So yeah, I know it was a surprise to most about the third blog. One of the main reasons I didn't tell everyone off the bat was because I wanted you to all read it without associating it to me. Writing from a guy's point of view isn't easy since it's not the way I think. I will not reply to comments on that blog, like I haven't since I started it. That doesn't mean that I don't appreciate everyone who reads the blog. It's hard to read a blog from a guy's POV when you know it's writing by a chick...I hope that doesn't change how you all reply to the posts, 'Tanner' needs all the help he can get ~l~
I hope you all have a great weekend. I'll see you all on Monday.
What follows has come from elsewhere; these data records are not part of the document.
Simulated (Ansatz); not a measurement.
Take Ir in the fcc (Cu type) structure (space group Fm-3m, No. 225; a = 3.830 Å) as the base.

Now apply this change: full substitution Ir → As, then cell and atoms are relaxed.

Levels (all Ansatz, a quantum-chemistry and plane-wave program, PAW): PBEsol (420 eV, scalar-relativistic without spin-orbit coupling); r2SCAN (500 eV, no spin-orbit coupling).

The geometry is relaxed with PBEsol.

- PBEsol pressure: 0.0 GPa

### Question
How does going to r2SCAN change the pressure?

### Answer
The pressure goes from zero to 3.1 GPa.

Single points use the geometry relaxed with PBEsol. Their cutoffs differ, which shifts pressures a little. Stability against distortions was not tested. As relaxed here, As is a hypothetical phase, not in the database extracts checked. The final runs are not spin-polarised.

And in case you didn't know, I'll be going on vacation starting next Friday (Sept 7). I won't be back until sometime around September 25, if all goes well!
Angela
OMG! What are going to do with no posts for that long???? You are a cruel woman Angela! Of course, I'm sure your vacation was hard earned. And I would have really liked to know what the kiss was about before Tuesday! :) Have a great weekend!
Stacey
Why didn't you let him explain the kiss!?
Okay, I feel a little better, but I really want to know what happened with the kiss...
Enjoy your vacation. You earned it with the blogs alone!! It will be hard to not have the posts for that long, but I think we'll survive. I think :-(
Wow, 3 blogs won't be updated for awhile...have a great timw Angela!
You deserve it!!
So, it's official. I'm addicted. It's almost 11:30 at night and I should be packing for my trip tomorrow but I just HAD TO get online and see what was up with the kiss.
What a mighty power you have over me woman!
Have a great weekend, and a great Labor Day holiday!
Bekah
haha i suggested awhile back that u should do a blog from a males POV lol and u said that u werent sure about that! lol...now that ive read tanner's blog...its FANTASTIC lol no problems there! i love it....for those who havent read it GO READ IT ...its really really good!!!!!!!
I'm glad to see that Anna is maturing a little--even if it is hard for her.
Angela,
please, give us something more 'bout "the kiss" before going on holiday, or I may dieeeee!!!!!
Take care
DDgirl
yea, i dunno if id be able to let the kiss go that quickly - id want to know what was going on. lol. that would eat away at me. maybe im not as mature? but i don't know. it would definitely hurt me.